Digital devices and platforms have revolutionized the way we research. For me, the combination of Evernote’s cloud-based notes management platform and my iPhone has been life-changing. Not only is it easy to capture information, but I can view any piece of information in just a matter of seconds – from just about anywhere. File folders have been replaced with tags, indexes with saved searches. My phone scans pages in seconds that I used to spend hours transcribing manually.
The file cabinets are gone. Archival boxes contain the precious family photos and ephemera. Copies of the things that have been digitized reside on portable hard drives with backup copies stored off-site at Dropbox and Flickr. Once again, tags and my computer’s search component can find any item in seconds. There’s still lots to be digitized, but the stacks aren’t as intimidating as they once were.

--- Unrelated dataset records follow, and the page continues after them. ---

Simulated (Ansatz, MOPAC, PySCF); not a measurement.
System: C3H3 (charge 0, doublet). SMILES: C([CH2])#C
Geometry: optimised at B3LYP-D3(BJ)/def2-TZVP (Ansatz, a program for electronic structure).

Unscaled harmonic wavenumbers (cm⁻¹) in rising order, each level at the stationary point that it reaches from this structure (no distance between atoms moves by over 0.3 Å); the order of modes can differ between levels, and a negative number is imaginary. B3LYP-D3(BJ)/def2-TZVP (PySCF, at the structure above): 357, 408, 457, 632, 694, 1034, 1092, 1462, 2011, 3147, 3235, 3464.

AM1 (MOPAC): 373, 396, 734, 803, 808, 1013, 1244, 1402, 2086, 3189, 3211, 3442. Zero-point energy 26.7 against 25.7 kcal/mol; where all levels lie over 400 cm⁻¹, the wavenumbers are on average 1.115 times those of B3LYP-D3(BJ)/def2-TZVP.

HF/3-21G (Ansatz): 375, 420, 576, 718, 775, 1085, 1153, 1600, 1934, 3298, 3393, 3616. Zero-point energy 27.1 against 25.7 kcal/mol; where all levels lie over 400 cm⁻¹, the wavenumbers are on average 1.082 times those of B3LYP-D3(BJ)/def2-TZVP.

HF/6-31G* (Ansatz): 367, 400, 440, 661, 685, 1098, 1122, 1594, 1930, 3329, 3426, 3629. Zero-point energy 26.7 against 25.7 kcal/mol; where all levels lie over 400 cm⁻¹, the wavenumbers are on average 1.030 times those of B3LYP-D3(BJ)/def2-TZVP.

The toughest part of this transformation has been changing workflows and old habits. At first I continued my paper workflows only using digital tools. I made multiple digital copies of a document and saved them in different surname folders. When I first started using Evernote, I used that same process. No wonder Evernote wasn’t the amazing thing everyone said it would be. It wasn’t Evernote’s fault – it was mine. Today there’s only one Family Research notebook in my Evernote account. I no longer make copies of a record for each surname involved. I just add another surname tag to the original note. Surname folders, indexes and research logs have been replaced with saved searches.
When browsing digital archives online, I first use Evernote’s web clipper to capture the page showing the transcribed record and source information. Next I’ll download a copy of the original record when it’s available and import it to Evernote. It only take a couple of seconds to merge the transcribed note and image note into a single one and another few seconds to add the necessary tags. I can even do it on my iPad using the Dolphin browser [free – iOS and Android].
Evernote isn’t the only notes management option. OneNote and others will perform many of the functions mentioned here. It takes time to learn how to use these tools, but the toughest part is changing workflows to take advantage of them.
It’s time for family researchers to start thinking outside the file cabinet and 3-ring notebook.